Deferred distribution gain or loss is allocated among the CAMT entity
partners in proportion to their distributive share percentages for the
taxable year of the distribution, as determined under Sec. 1.56A-
5(e)(2).
(ii) Acceleration of a partner's allocable share of deferred
distribution gain or loss. If a CAMT entity partner disposes of its
entire investment in the partnership, including through a liquidating
distribution by the partnership, the partner includes in its
distributive share amount for the partner's taxable year in which the
disposition occurs its allocable share of any deferred distribution
gain or loss that has not yet been included in the partner's
distributive share amount as of the disposition date.
(iii) FSI resulting to a partner from a distribution of property or
money. If a distribution of property or money from a partnership to a
CAMT entity partner results in any gain, loss, or other amount being
reflected in the FSI of the partner, then such gain, loss or other
amount is redetermined using the relevant CAMT basis, if applicable,
and included in the partner's AFSI in the taxable year in which the
property or money is distributed to the partner. For purposes of this
paragraph (d)(2)(iii), if the relevant CAMT basis is the partner's CAMT
basis in its partnership investment.
(A) Money distributed in the same transaction as property is
treated as reducing CAMT basis, if applicable under Sec. 1.56A-
5(j)(3)(i), prior to any distribution of property;
(B) Stock in a foreign corporation distributed in the same
transaction is treated as reducing CAMT basis under Sec. 1.56A-
5(j)(3)(xii) prior to any distribution of property other than stock in
a foreign corporation; and
(C) Principles similar to Sec. 1.731-1(a)(1)(ii) apply for
purposes of calculating the effect of the distribution on AFSI.
(iv) Tiered partnerships. If any partner of the distributing
partnership is a partnership for Federal tax purposes, the deferred
distribution gain or loss included in the partner's distributive share
amount for a taxable year in accordance with paragraph (d)(2)(i) of
this section is included in its CAMT entity partners' distributive
share amounts (whether or not the partners were partners in the
partnership at the time of the distribution) in proportion to their
distributive share percentages for
[[Page 75206]]
the taxable year, as determined under Sec. 1.56A-5(e)(2). Similar
rules apply to any CAMT entity partner in the chain of partnerships
that owns an interest, directly or indirectly, in the partnership that
is a partner in the distributing partnership.

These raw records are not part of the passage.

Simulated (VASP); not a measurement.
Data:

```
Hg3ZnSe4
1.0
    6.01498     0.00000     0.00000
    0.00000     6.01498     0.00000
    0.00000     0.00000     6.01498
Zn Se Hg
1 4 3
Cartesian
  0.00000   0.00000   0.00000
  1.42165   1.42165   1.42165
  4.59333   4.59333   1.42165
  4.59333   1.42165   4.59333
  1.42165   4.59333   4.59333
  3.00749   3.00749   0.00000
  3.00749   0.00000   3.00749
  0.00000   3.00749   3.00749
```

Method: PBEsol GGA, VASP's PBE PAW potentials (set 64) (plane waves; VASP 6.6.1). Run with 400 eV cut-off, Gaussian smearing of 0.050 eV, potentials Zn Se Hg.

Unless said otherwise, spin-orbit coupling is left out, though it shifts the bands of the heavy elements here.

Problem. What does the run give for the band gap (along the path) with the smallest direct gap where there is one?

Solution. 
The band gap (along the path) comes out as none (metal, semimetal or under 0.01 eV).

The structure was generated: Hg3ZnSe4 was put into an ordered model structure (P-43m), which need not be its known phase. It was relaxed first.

(3) Basis rules--(i) Basis of distributed property. A CAMT entity
partner's initial CAMT basis in property distributed by a partnership
is the partner's initial basis in the property for AFS purposes,
determined immediately after the distribution.
(ii) Basis of partner's investment in partnership. The CAMT basis
of a CAMT entity partner's investment in a partnership following the
partnership's distribution of property is increased or decreased--
(A) At the end of each taxable year during the applicable recovery
period by the amount required to be included in the partner's
distributive share amount in each taxable year in accordance with
paragraph (d)(1)(ii) of this section; and
(B) Immediately prior to an acceleration event specified in
paragraph (d)(1)(iii) or (d)(2)(ii) of this section by the amount of
deferred distribution gain or loss not previously included in the
partner's distributive share amount in accordance with paragraph
(d)(1)(ii) of this section.
(e) Liability allocation rules--(1) General rule. The treatment of
partner and partnership liabilities for purposes of determining a CAMT
entity partner's or partnership's AFSI is based on the applicable
liability treatment for AFS purposes and not under section 752 of the
Code.
(2) Application of rules to contributions and distributions. For
purposes of determining whether section 721(a) or 731(b) applies to a
transaction, section 752 is inapplicable. As a result, any rules
relating to liabilities for regular tax purposes, such as the rules
relating to liabilities under Sec. Sec. 1.707-5 and 1.707-6, do not
apply.
(f) Proportionate deferred sale approach for partial nonrecognition
transactions under sections 721(a) and 731(b). This paragraph (f)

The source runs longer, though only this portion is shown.